6th Feb 2016
Janet returns, fossil hunting, and 4 WDing
in the sand dunes
The sky last night had so many stars in it
that I can hardly believe they can all stay up there. It is SO dark out here on the edge of the
Sahara, with virtually no lights anywhere, that the sky is almost illuminated
by the stars above. So great to see. I
then got up at 6 am, not just to try to get a photo of the dawn over the sand
dunes, but also to make sure I was up when Janet came back in from her night
with the Bedouins in the desert !
Mission accomplished on all fronts !
Dawn was beautiful, just before the sun
came over the horizon, with the moon and even (I think) Mars visible. Shortly afterwards= Janet and the other 9
overnighters (and Hassan their Tuareg guide and camel herder!) appeared over
the dunes on their camels – Not actually looking too much the worse for
wear. After the had dismounted and done
whatever they had to do, a breakfast was put on for them by Mubarek the
campsite and camel owner, to which I was invited. Janet confirmed my feelings last night that
this adventure wasn’t really for me – She enjoyed it, but knew it would have
been a rough night for me !
Not an hour later, we were off again – This
time out into the Sahara in Troopie, but accompanied by a guide (Ali, Mubarek’s
brother) in a Land Rover who had two Italians (Antonio and Therese) and their
dog who wanted to go out into the desert fossil hunting. So we were a tag along, and I felt much more
comfortable with the second car there, not just in case we had problems in the
sand, but more here because there are SO many tracks and trails out there in
the desert that if you do not have a good GPS and instructions, it is too easy
to get lost – And here even end up in Algeria which is only about 15 kms away,
and it is NOT a good idea to stray too close to the border !

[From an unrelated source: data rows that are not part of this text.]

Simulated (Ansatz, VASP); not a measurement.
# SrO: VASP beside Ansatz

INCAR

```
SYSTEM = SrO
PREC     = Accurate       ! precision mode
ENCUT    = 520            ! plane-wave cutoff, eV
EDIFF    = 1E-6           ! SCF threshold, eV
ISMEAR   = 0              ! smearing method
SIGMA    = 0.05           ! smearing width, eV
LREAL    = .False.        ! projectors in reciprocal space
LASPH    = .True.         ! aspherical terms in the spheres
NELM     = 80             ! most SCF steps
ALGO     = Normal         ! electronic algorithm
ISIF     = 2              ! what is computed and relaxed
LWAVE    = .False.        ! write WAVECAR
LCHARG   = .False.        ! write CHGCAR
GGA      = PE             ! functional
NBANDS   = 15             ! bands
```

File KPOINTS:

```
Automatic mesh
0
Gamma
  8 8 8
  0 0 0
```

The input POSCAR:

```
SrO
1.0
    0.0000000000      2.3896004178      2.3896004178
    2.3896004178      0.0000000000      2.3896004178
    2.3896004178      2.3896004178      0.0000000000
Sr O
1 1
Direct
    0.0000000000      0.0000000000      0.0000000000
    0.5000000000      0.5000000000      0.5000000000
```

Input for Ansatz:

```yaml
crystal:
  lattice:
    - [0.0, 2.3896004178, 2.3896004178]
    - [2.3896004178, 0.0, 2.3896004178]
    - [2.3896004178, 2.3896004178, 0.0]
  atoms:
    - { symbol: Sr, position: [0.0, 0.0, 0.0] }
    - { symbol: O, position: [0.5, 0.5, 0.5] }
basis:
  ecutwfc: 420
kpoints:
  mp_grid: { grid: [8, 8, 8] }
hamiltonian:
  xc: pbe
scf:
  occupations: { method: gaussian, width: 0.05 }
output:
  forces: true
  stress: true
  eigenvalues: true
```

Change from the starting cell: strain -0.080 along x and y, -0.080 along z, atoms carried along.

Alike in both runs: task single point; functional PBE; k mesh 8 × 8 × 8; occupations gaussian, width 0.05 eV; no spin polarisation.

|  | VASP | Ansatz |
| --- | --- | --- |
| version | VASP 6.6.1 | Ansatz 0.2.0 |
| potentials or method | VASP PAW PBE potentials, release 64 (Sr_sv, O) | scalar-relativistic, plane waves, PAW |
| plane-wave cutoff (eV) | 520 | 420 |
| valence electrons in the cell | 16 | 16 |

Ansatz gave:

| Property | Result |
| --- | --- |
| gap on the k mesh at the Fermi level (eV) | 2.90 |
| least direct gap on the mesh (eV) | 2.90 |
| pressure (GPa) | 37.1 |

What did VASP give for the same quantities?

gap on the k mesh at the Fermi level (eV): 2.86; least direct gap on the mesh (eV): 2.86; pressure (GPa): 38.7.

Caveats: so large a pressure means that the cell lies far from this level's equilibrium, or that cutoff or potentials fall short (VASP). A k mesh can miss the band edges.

We followed the other vehicle all day, and
initially Ali took us through some pretty soft dunes, but high range 4WD was
enough to get us through as long as we maintained our speed and engine revs – 2nd
gear is the best way to get through. Erg
Chebbi and the range of dunes are probably about 20 kms long, and to start with
we went a long way down to the south, soon leaving the sand behind and getting
into pretty rocky desert. We went up a
couple of high hills where we stopped and enjoyed the view for miles out over the
desert – and, as always seems to happen in Morocco, as soon as we stopped, a
local would appear from behind a rock or a sand dune and try to sell you
something ! A bit like flies in the
Aussie bush – Where do they suddenly appear from as soon as you stop ! In this case they were trying to sell us
fossils, but after a few polite No’s and a chat and couple of dates, we moved
on., everyone satisfied.
We wandered on through the rocky desert,
past donkeys grazing on seemingly nothing, past graveyards marked only by
stones set upright amongst the others, and even past a seemingly deserted pisé
(mud brick) village that in fact was quite occupied ! We passed waterwells, and then came across
some very black frock where men were actually mining for fossils – And they
were as black as the rock from all the dust.
They hand dig these holes maybe 30 – 40 ft deep, and then ditches as
they follow a seam, and they use a primitive donkey winch to raise buckets of
ore up to the surface. We drove past
several older digs just down the road – They did not look too safe, with no
shoring on the sides or anything !
Hmmmm.
Not far from there, we drove off to the
side of the track (piste) and parked, and slowly set off up the nearby
hill. Within just a few minutes we were
finding all sorts of fossils – The biggest were these ones that looked like
tortoises, with stones held together by a black webbing that was obviously the
result of volcanic activity from long, long ago. You hit these with a hammer and they fall
apart very easily. Other than that, long
thin things that Ali said were fish, and curly shell ones (hey, I’m no
geologist !), and it was actually quite exciting, wandering over the hills.
The views were just amazing in every
direction – east towards Algeria which wasn;t very far away at all – Maybe
10-15 kms from where we were. After the
rock hunting, we headed further south and drove up a really steep hill, to find
the most incredible 360 degree views over the desert. As usual, the photos do not even start to come
close to what it was like in real life !
We then turned north and started to travel
up the eastern side of Erg Chebbi, with the big dunes on our left. The colour variations not only between the
black rockier desert to the sand, but also the incredible variations in hues
between the sand dunes – Red, ochre, almost white sometimes – The changes were
endless as we drove along. We passed a
mum camel with a baby she was still feeding, and then we drove right through the middle of
a Bedouin village (how the people live out there I really don’t know,
especially in summer). And then up a couple of other smaller rises where we
stopped to enjoy the amazing scenery.
After that it was about a 40 minute drive
around the northern end of Erg Chebbi, and then down the western side, passing
Bedouin camps, buildings that looked like they had been swallowed up by the
dunes, but were either active houses or hotels out in the desert ! And we found camels wandering in the desert, and
followed dunes and dry concrete waterways across the sand, until finally we
came back to our starting point at the campsite at about 1.30 pm.
We decided to stay at this great desert camp site one more
night, so we set up again and had some lunch, before having a lazy evening just
enjoying the desert right beside us, with camels and Berbers and Tuaregs coming
and going past us. By now most of them
knew us, so there was always a “Salaam Aleikum” or a “Bonjour” as they passed. Very pleasant indeed.